Sustainability: Foundations in Discipline
- Nick Lurty
- Jun 6, 2018
- 2 min read
Updated: Dec 29, 2024
At n2 Solutions, we favor the deployment of systems that continuously add value, promote sustainability and elevate financial performance. The foundation of our strategy begins with the implementation of the first system called the Sustainability Gearbox Concept, or SGC. A gearbox converts rotational energy into torque. The Sustainability Gearbox combines Discipline, Adaptation and Creativity towards sustainability.

The three drivers are interdependent and create synergy. Discipline is validating and executing and essential to the efficacy of each driver. Discipline in innovation manifests as empiricism; whereas discipline in Change Management translates to vigilance. Thus, discipline is foundational to decisive action and the starting point towards sustainable value creation. In the Sustainability Gearbox, discipline is the largest and primary gear to reinforce the driver as a first priority, core competency in your organization.
Now let’s translates these drivers into familiar and achievable best-business practices.
The Discipline driver translates to Operational Effectiveness commonly referred to as “OE”. Philosophically, OE focuses on continuous improvement through the validation and consistent execution of best practices. OE maximizes return on existing assets and binds business risk through plant operating efficiency optimization to ultimately defend the process margin.
Adaptation translates to Change Management. Change Management incorporates both sensing and mobilization in response to uncertainty. Sensing corresponds to situational awareness; whereas, agile mobilization removes barriers to execution while compressing the time between disruption and decisive action.
The Creativity driver transforms into Innovation as a familiar business practice. Note that creativity and innovation--while often used interchangeably--are different in a key way: Innovation includes implementation of an idea to create value while creativity is only ideation. For the sake of this write-up, implementation rolls-up under Change Management.
It is common for OE to overlap and evolve into a needs prescription for innovation; however, let’s not confuse incremental gains from OE activities with Innovation. Innovation is a high risk, speculative endeavor with a broad, strategic view based upon new knowledge and resources that results in transformative change across the value chain. As such, Innovation often results in radical, disruptive change.

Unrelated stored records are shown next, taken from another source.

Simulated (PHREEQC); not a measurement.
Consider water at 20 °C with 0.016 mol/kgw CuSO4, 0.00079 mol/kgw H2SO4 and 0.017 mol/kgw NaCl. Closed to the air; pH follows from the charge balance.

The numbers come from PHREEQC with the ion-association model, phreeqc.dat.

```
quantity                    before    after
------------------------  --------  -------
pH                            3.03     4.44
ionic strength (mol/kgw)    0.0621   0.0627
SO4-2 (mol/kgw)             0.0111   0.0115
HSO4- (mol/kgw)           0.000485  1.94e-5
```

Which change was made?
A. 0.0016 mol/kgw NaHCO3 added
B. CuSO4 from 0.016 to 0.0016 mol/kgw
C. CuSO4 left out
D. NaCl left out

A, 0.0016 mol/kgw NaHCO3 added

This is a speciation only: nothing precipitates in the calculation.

Now that we understand how the value drivers work together, let's talk about how we can implement the Sustainability Gearbox Concept in your organization.
Note:
Organizations that struggle with low risk, low innovation-threshold activities from OE, will likely not be able to successfully manage the high degree of uncertainty and techno-economic skill-sets needed for Change Management and Innovation. Just another key reason to build foundations with OE first. Moreover, these functions are typically not solely managed by operations personnel due to the different skill-sets and time requirements.
Discipline in innovation requires the confidence and independence of thought to reject pressures to conform from echo chambers, authority figures, pundits and conventional wisdom. When uncertain, we look to empiricism--a form of discipline heavily reliant on direct observation, experimentation or tangible evidence--as the foundation for decisive action.